Background
Ibsen's previous play, Brand, preached the philosophy of “All or nothing.” Relentless, cruel, resolute, overriding in will, Brand went through everything that stood in his way toward gaining an ideal. Peer Gynt is a compensating balance, a complementary color to Brand. In contrast to Brand, with his iron will, Peer is will-less, insufficient, and irresolute. Peer "goes around" all issues facing him.
Brand had a phenomenal literary success, and people became curious to know what Ibsen's next play would be. The dramatist, about this time, was relieved of financial worry by two money grants, one from the Norwegian government and the other from the Scientific Society of Trondhjem. This enabled him to give to his work an unfettered mind. He went with his family to Frascati, where, in the Palazzo rooms, he looked many feet down upon the Mediterranean, and pondered his new drama. He preserved a profound silence about the content of the play, and begged his publisher, Hegel, to create as much mystery about it as possible.
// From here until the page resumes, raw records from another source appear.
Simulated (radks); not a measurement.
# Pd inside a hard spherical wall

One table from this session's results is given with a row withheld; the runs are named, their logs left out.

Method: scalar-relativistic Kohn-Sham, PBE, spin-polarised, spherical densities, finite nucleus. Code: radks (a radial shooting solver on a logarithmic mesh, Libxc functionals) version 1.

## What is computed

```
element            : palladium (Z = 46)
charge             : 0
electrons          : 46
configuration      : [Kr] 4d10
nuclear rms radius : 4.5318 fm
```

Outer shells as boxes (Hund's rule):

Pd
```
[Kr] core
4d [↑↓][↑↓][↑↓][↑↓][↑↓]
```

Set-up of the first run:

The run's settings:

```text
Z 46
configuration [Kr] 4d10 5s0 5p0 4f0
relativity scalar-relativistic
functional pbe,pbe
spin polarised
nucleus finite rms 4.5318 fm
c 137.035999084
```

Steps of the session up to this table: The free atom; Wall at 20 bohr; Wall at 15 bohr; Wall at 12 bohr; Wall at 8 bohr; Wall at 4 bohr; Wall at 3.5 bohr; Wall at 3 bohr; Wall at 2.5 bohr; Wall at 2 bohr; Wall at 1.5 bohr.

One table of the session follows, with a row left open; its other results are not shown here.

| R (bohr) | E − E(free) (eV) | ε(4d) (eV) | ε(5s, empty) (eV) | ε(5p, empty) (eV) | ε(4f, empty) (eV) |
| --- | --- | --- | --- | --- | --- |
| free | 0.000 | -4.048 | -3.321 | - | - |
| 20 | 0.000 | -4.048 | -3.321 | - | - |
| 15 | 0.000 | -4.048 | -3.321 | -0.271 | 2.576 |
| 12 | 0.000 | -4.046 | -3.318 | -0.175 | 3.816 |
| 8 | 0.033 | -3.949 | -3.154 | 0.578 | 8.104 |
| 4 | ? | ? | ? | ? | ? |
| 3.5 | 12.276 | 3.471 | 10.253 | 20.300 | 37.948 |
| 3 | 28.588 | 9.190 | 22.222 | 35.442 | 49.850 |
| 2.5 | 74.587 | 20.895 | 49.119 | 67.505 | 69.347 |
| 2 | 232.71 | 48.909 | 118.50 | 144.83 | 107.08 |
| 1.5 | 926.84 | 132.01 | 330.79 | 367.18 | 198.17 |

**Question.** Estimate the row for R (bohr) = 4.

The portrayal of the Gynt family is known to be based on Henrik Ibsen's own family and childhood memories; in a letter to Georg Brandes, Ibsen wrote that his own family and childhood had served "as some kind of model" for the Gynt family. In a letter to Peter Hansen, Ibsen confirmed that the character Åse, Peer Gynt's mother, was based on his own mother, Marichen Altenburg. The character Jon Gynt is considered to be based on Ibsen's father Knud Ibsen, who was a rich merchant before he went bankrupt. Even the name of the Gynt family's ancestor, the prosperous Rasmus Gynt, is borrowed from the Ibsen's family's earliest known ancestor. Thus, the character Peer Gynt could be interpreted as being an ironic representation of Henrik Ibsen himself. There are striking similarities to Ibsen's own life; Ibsen himself spent 27 years living abroad and was never able to face his hometown again.